Skip to content

External Features

External Features

Advanced Concept

External features are an advanced way of organizing Metaxy feature definitions. It's only needed when depending on features from separate Python environments.

External features are stubs pointing at features actually defined in other Metaxy projects and not available at runtime. External feature definitions are stored in a metaxy.lock file and are loaded automatically when metaxy.init is called.

Manually Registering External Features

Users who need more control or cannot use the metaxy.lock file for some reasons (1) can create them manually:

import metaxy as mx

external_feature = mx.FeatureDefinition.external(
    spec=mx.FeatureSpec(key="a/b/c", id_columns=["id"]),
    project="external-project",
)

mx.FeatureGraph.get().add_feature_definition(external_feature)
  1. Please let us know why via a GitHub Issue

metaxy.lock file

Metaxy can automatically generate a metaxy.lock file with external feature definitions from other Metaxy projects. In order to do this:

  1. Run metaxy push in other Metaxy projects - this will serialize feature definitions to the metadata store.

    Tip

    This command is expected to be executed as part of the CI/CD pipeline.

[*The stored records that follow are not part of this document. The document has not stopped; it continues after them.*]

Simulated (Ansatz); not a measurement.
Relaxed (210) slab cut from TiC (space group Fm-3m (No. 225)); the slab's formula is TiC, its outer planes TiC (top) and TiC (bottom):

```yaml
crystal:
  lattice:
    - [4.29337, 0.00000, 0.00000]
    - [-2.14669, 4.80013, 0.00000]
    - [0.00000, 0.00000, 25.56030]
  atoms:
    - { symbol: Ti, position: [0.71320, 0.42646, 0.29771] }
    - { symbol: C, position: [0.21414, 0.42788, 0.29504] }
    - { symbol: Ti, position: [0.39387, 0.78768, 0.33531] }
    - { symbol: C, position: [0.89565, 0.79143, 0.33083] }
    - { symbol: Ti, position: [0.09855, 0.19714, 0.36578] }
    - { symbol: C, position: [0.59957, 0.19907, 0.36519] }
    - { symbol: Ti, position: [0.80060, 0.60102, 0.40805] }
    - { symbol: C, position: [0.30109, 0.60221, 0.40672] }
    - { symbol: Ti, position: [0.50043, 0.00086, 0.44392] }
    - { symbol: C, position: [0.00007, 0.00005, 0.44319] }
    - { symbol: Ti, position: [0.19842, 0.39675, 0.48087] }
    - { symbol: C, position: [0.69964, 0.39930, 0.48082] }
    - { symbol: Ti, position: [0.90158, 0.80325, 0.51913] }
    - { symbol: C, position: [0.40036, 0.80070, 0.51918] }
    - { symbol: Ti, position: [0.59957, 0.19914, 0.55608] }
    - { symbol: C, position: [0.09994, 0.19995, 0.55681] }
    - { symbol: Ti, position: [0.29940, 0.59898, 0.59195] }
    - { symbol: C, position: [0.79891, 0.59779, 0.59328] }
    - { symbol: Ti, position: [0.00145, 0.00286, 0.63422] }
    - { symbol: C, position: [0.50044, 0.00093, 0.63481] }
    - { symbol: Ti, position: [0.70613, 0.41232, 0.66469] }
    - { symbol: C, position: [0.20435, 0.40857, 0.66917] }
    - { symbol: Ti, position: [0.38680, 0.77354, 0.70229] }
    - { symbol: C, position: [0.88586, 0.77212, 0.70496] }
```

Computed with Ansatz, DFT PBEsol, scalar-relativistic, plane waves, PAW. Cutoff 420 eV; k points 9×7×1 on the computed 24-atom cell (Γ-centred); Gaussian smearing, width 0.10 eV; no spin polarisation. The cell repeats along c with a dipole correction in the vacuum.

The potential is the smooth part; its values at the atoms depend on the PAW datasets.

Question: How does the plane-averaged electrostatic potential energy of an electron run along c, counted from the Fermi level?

  2. Run metaxy lock in the current Metaxy project - this pulls external feature definitions from the metadata store into a metaxy.lock file. Only explicit feature dependencies are pulled in. Subsequent metaxy.init calls will now automatically add these feature definitions to the feature graph.

Multi-environment setup

root/
├── project_a/
   ├── .venv/
   ├── metaxy.toml
   ├── metaxy.lock
   └── features.py
└── project_b/
    ├── .venv/
    ├── metaxy.toml
    ├── metaxy.lock
    └── features.py

Features from both projects can freely depend on each other:

project_b/features.py
import metaxy as mx

class FeatureB(
    mx.BaseFeature,
    spec=mx.FeatureSpec(
        id_columns=["id"],
        deps=["feature/from/project/a"]
    )
):
    id: str

Then, the following commands:

cd project_a && metaxy push
cd project_b && metaxy lock

will populate project_b/metaxy.lock with feature definition from project_a.

Syncing External Features

External features only exist on the feature graph until actual feature definitions are loaded from the metadata store to replace them. This can be done with metaxy.sync_external_features.

import metaxy as mx

# Sync external features from the metadata store
mx.sync_external_features(store)

Pydantic Schema Limitation

Features loaded from the metadata store have their JSON schema preserved from when they were originally saved. However, the Python class may not be available anymore. Operations that require the actual Python class, such as model instantiation or validation, will not work for these features.

Users are expected to keep the lock file up to date, but Metaxy has a few safe guards to protect users from using stale external features. If the actual feature pulled from the metadata store has a different version than the one in the lock file, sync_external_features emits warnings. An exception can be raised instead by:

  • passing on_conflict="raise" to sync_external_features

  • passing --locked to Metaxy CLI commands

  • setting locked to True in the global Metaxy configuration. This can be done either in the config file or via the METAXY_LOCKED environment variable.

Tip

We strongly recommend setting METAXY_LOCKED=1 in production

Additionally, the following actions always trigger sync_external_features:

Disabling Automatic Syncing

This behavior can be disabled by setting sync=False in the global Metaxy configuration. However, we advise to keep it enabled, because sync_external_features is very lightweight on the first call and a no-op on subsequent calls. It only does anything if the current feature graph does not contain any external features.